Minnesota Incorporation: Everything You Need to Know

Minnesota incorporation is the process of forming either a corporation or a limited liability company (LLC).3 min read

Minnesota incorporation is the process of forming either a corporation or a limited liability company (LLC). Whichever business structure you choose, you'll need to file certain documents with the state, pay fees, and obtain business licenses and permits.

Naming Your Company

If you want to form a corporation in Minnesota, you will need to select a suitable name for your business. There are two basic naming requirements you must meet. First, your name should be unique and distinguishable from other registered Minnesota business names. Second, your name should include an indicator of your business's status:

  1. Corporation or Corp.
  2. Incorporated or Inc.
  3. Company or Co.
  4. Limited or Ltd.

Once you've found an available name for your corporation, you can reserve the name for 12 months with the Minnesota Secretary of State.

Filing Corporation Formation Documents

Filing Articles of Incorporation is the next step of Minnesota incorporation. Once it has been properly drafted, you should file this document with the Secretary of State.

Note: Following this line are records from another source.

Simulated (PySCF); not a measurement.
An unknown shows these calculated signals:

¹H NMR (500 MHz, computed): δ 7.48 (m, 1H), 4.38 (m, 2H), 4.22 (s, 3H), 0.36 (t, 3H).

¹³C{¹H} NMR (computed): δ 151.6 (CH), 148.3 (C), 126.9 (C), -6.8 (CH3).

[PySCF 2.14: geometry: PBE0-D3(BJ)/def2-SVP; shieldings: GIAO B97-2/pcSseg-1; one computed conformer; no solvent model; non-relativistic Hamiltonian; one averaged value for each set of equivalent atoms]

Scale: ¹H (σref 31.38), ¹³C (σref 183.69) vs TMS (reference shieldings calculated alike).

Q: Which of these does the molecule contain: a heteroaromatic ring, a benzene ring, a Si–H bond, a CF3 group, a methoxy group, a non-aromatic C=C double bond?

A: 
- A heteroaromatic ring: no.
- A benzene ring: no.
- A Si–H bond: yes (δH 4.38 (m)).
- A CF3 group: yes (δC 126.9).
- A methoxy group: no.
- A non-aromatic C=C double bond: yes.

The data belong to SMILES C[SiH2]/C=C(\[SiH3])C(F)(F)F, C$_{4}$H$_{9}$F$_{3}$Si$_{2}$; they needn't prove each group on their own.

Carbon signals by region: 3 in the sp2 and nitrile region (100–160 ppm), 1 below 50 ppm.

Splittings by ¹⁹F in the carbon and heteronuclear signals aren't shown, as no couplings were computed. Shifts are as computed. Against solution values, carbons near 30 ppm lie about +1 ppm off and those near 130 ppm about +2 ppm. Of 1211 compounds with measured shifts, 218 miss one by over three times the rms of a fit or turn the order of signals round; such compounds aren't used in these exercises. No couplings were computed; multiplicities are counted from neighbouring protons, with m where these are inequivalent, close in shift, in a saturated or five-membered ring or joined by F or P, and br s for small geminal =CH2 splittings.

To make sure that your Articles will be approved and your company formed, include the following information:

  1. The corporation's name
  2. The address/name of the Minnesota registered agent
  3. The number of authorized shares
  4. Contact information for all incorporators
  5. An email address where the state can send official notices
  6. A phone number and name for a contact person

A filing fee of $135 is due when filing your formation documents. Every Minnesota incorporator needs at least one incorporator. Incorporators do not need to be state residents. Corporations in this state also need at least one director.

Minnesota corporations that want the ability to offset more losses can classify their company stock as Section 1244 stock. With this classification, a $100,000 ordinary loss deduction is possible. With normal stock, the maximum deduction is $3,000.